Forty-five Turkish nationals, including suspected Gulenists and their families, were transported to Turkey on Monday following their detention by Turkish Cypriot police in Kyrenia over the weekend.
According to CNA News Agency, 19 ex-military officers, 9 women and 17 children, were all arrested in Kyrenia last Friday.
Knews understands the families were living in the north for some time, after having fled Turkey where there were outstanding warrants for their arrest.
Their names were blacklisted for international travel prior to Turkish Cypriot authorities apprehending them in Kyrenia. Media reports said the police received a tip as the families were planning under the radar to flee by boat to Greece.
Reports also said they had thrown their mobile phones into the sea before getting arrested.
A Turkish Cypriot judge ordered them all remanded into custody for three days, until Monday when they were taken by boat back to Turkey.
Thousands of people have fled Turkey in the last year, following a failed coup attempt on 15 July 2016 and a crackdown on supporters of the Gulen movement, which Ankara suspects of being the mastermind behind the military overthrow attempt.
Critics called Ankara’s security measures a “massive witch hunt” accusing Turkish President Tayyip Erdogan of using the coup as a pretext to go after political enemies.
Thousands of civil servants have had their jobs terminated based on government suspicions they were secretively supporting Fetullah Gulen, a self-exiled cleric in the US and founder of the FETO organisation.
About 50,000 have been formally charged and kept in jail during their trials, with Ankara saying the measures are necessary to combat threats to national security.
The transport of the Turkish nationals back to Turkey was made possible by an executive order in the north, according to CNA, as there are no extradition protocol agreements in place.
The northern part of Cyprus remains unrecognised by the world except Turkey, which maintains military presence on that part of the island.

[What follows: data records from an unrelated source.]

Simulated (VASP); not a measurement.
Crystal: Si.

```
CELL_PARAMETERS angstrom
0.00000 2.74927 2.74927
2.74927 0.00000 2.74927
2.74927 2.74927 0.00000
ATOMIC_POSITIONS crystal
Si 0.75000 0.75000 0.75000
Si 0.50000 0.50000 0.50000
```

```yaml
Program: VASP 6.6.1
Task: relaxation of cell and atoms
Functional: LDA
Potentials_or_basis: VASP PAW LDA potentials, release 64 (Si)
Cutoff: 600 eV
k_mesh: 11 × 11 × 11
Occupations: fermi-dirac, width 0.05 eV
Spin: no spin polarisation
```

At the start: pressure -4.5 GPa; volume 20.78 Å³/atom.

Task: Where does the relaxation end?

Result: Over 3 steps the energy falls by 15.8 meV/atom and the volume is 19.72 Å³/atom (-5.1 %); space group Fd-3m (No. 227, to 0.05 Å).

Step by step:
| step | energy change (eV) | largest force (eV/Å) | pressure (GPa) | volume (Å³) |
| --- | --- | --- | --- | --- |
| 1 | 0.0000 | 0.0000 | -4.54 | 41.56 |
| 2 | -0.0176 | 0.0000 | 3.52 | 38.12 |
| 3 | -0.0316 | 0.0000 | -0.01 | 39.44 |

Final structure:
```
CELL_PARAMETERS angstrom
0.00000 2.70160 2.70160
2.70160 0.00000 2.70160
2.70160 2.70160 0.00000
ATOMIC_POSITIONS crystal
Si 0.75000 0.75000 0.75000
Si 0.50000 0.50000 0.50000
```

The south, the Republic of Cyprus, remains a member of the UN and EU, with the acquis communautaire currently suspended in the north.
Cyprus was divided following intercommunal violence and was further split in 1974, when Turkish military invaded following a short-lived coup engineered by Athens.
The coup, aimed to overthrow the president of the Republic of Cyprus and unite the island with Greece, took place on 15 July 1974, the same anniversary of the failed coup in Turkey in 2016.